22 U.S. 603 (1824)
9 Wheat. 603
Ex parte WOOD & BRUNDAGE.
Supreme Court of United States.
March 11, 1824.
March 17, 1824.
This cause was argued by Mr. Haines,[a] in support of the rule, and by Mr. Emmett,[b] against it.
Mr. Justice STORY delivered the opinion of the Court.
The District Judge of the southern district of New-York, under the 10th section of the patent act, of the 21st of February, 1793, chapter 11., granted a rule upon Charles Wood and Gilbert 604*604 Brundage, at the instance and complaint of Jethro Wood, to show cause why process should not issue against them, to repeal a patent granted to them for a certain invention, in due form of law; and upon hearing the parties, no sufficient cause being, in his judgment, shown to the contrary, he, on the 2d day of July, 1823, passed an order, that the said rule be made absolute, and that the said patent be repealed; and that process issue to repeal the said patent, and for the costs of the complainant. The patentees, by their counsel, moved the Court to direct a record to be made of the whole proceedings, and that process, in the nature of a scire facias, should be issued, to try the validity of the patent. The Court denied the motion, upon the ground that these were summary proceedings, and that the patent was repealed de facto, by making the rule absolute; and that the process to be issued, was not in the nature of a scire facias, to try the validity of the patent, but merely process repealing the patent.
A motion was made, on a former day of this term, in behalf of the patentees, for a rule upon the district Judge, to show cause why a mandamus should not issue from this Court, directing him to make a record of the proceedings in the cause, and to issue a scire facias, for the purpose of trying the validity of the patent. The rule having been granted, and due service had, the case has since been argued by counsel, for and against the rule; and the opinion of this Court is now to be delivered.

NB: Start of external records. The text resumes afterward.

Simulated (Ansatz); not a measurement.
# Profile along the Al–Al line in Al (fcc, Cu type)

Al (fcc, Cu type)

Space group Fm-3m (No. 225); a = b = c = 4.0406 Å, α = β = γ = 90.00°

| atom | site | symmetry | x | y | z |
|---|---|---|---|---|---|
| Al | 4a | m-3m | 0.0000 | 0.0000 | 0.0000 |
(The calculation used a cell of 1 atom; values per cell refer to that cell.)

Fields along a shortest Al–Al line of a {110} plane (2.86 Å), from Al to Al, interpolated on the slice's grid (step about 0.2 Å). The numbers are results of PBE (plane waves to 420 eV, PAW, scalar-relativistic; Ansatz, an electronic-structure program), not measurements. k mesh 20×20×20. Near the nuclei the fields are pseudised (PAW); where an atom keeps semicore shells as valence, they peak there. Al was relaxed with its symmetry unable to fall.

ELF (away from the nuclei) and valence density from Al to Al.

Two objections have been urged at the bar, 605*605 against the making this rule absolute. The first is, that these proceedings, being summary, are not properly matters of record. The second, that this is not a case in which, by law, a scire facias, or process in the nature of a scire facias, can be awarded, to try the validity of the patent.
Both of these objections are founded upon the provisions of the 10th section of the patent act, and must be decided by a careful examination of those provisions. The words are, “that, upon oath or affirmation being made, before the Judge of the District Court, where the patentee, his executors, &c. reside, that any patent, which shall be issued in pursuance of this act, was obtained surreptitiously, or upon false suggestion, and motion made to the said Court within three years after issuing the said patent, but not afterwards, it shall and may be lawful for the Judge of the said District Court, if the matter alleged shall appear to him to be sufficient, to grant a rule that the patentee, or his executor, &c. show cause why process should not issue against him, to repeal such patent; and if sufficient cause shall not be shown to the contrary, the rule shall be made absolute; and thereupon, the Judge shall order process to be issued against such patentee, or his executors, &c., with costs of suit. And in case no sufficient cause shall be shown to the contrary, or if it shall appear that the patentee was not the true inventor or discoverer, judgment shall be rendered by such Court for the repeal of the said patent. And if the party at whose complaint the process issued, shall have judgment given against him, he shall pay all 606*606 such costs as the defendant shall be put to in defending the suit, to be taxed by the Court, and recovered in due course of law.”